Rachel (writer/director Hannah Pearl Utt) feels it's time to move on. As a thirtysomething living at home with her dad (Mandy Patinkin), sister Jackie (co-writer Jen Tullock), and niece, running a theater company downstairs as its defacto stage manager just doesn't seem so appealing. She can't bring girlfriends over and she's constantly bombarded by the craziness of her family. At least they own the building, a rarity in New York City. 

That is, they think they own the building. After a tragic family incident, Rachel and Jackie both discover that their long-assumed dead mother is actually alive and starring on a long-running soap opera in Manhattan. The property is listed in their mother's name.


After dealing with the fact that their mother is A.) alive and B.) a soap opera star, the two sisters work to warm her up to giving the property to them. Things get more emotionally complex from there, and in this dramedy that was an alum of the Sundance Labs, it's a fine, blurry line between accepting your family and accepting to let go of them, at least for a little while.

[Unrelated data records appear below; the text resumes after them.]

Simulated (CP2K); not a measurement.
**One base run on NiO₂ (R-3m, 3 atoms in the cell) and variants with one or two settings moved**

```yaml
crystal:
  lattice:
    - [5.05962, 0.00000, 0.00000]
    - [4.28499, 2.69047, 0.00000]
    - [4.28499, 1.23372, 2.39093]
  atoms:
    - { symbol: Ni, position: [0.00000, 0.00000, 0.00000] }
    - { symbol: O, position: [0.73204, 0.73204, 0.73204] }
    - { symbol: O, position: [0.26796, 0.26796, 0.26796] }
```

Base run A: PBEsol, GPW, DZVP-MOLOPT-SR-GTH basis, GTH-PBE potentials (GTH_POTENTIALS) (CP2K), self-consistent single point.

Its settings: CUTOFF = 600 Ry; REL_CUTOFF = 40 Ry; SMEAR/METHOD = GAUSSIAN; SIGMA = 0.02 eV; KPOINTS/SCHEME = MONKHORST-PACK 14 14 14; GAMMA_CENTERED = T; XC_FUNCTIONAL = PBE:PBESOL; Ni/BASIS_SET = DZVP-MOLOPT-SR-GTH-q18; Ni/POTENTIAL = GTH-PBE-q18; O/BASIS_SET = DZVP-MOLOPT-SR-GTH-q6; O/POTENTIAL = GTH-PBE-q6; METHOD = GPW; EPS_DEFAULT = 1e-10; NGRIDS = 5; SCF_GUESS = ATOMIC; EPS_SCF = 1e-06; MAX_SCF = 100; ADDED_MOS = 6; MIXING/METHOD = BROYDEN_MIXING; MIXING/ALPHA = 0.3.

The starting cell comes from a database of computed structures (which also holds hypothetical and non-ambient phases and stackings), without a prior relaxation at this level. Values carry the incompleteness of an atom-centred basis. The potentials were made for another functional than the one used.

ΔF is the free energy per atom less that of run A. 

As the film premiered at the 2019 Sundance Film Festival Utt and Tullock spoke with No Film School about their religious upbringings, writing as a team, and their experience in the Sundance Labs.

No Film School: I wanted to ask about your backgrounds in filmmaking. Did you go to film school?

Jen Tullock: No film school for either one of us, no.

Hannah Pearl Utt: We both grew up acting. I got into UCLA for acting and quickly realized that I was not going to be happy in that department there, and that I had auditioned my way into a school that had the best history department in the country. I was like, “That's what I'll do.” I wound up double majoring in history and comparative religion because I had a very inspiring world religions professor. I got very into Jewish studies, and then wound up moving. All my friends were a couple years older than me and they were graduating, and I was suddenly alone in L.A., gearing up to be a Jewish studies professor. I was like, “I don't know what I'm going to do with this” in a city I didn't really want to be in. And so I left and moved to New York, because I thought that's where I would wind up wanting to live and work. I picked back up at Gallatin at NYU, which is like their Montessori school for adults. They let you create your own major, so I combined my original passion for performance, that never went away, and what I had recently become interested in. You want to tell him what...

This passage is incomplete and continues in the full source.